Module 1: Data Set Structures & Management

Section 1: Getting the Data into SAS

In a simple SAS program, a DATA step is used to create a data set. The DATA step consists of a series of statements that create a data set. SAS requires such a data step in order to conduct any set of analyses or procedures using PROC steps.

1.1.  Creating an Internal Raw Data File

A DATA step in SAS can be used to create a data set. Typically, a data set can be considered to have a matrix like form where the rows are the observations and the columns are the variables. In SAS space does matter and are used to distinguish one variable value from another. The following series of statements will describe how to create an internal data set in SAS; thus, creating an internal raw data file which can later be used to conduct analyses on in SAS.

1.1.1. General Form

data dataset;

input variables;

datalines;

the lines of data

;

run;

1.1.2. Data Statement

The DATA statement simply names the data set. It can have any name you deem suitable. Both character and numeric values can be used. You can also use underscores within the name.

1.1.3. Input Statement

The INPUT statement is the keyword that defines the names of the variables and tells SAS where they are in the data set. Naming these variables is most useful in conducting analyses as you may wish SAS to identify only certain variables. Similar to naming a data set, SAS allows you to create a suitable name to describe the variables. Using a maximum of eight characters or numbers is a good guide in creating and containing the names chosen.

SAS can handle different types of data formats; however, here we only consider two types for formatted data. Unless otherwise specified, SAS assumes that variables are character. If you forget to assign a character variable as numeric, SAS will give you an error message in the LOG file when you run it. If the variable is character formatted then a dollar sign ($) is placed after the variable name.

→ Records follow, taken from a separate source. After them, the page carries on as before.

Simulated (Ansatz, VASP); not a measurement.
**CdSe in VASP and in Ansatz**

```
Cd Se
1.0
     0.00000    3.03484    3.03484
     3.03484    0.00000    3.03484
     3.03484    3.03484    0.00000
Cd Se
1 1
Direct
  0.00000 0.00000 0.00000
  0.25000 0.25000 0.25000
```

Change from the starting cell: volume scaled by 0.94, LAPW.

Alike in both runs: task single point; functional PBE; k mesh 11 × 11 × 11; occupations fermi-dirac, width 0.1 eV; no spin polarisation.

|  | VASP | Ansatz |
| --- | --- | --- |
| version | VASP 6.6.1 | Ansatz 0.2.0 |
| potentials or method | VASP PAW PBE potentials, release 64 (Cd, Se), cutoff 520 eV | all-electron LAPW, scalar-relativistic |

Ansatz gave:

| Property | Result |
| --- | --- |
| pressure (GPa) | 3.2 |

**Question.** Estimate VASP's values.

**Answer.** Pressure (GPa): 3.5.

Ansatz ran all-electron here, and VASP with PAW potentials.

SAS will read input two different ways: (1) list input and (2) column input. In the first form, SAS will read each variable based on the spaces between them. That is the columns are not required to be lined up. It is the spaces between the groups of letters and numbers in the data set that separate the different variables. The latter, column input, requires that the data be in the same columns on every line. In this column form, the column positions need to be specified after the variable name. If the variable is a character then the $ follows the variable name and the column positions follows.

1.1.4. Datalines

This statement tells SAS that the following lines are data. Spacing in data lines does matter. A semicolon (;) must be used on the line following the last line of data.

1.1.5. Run

RUN is an optional last statement in DATA steps and PROC steps. It is required after your last statement in order to signify SAS to execute the preceding statements. This statement makes the LOG file easier to read. It is like the last sentence of the program; however, it can be placed at the end of every DATA step and PROC step.

1.1.6. Examples

Here are some SAS examples from class to help demonstrate the aforementioned DATA step statements.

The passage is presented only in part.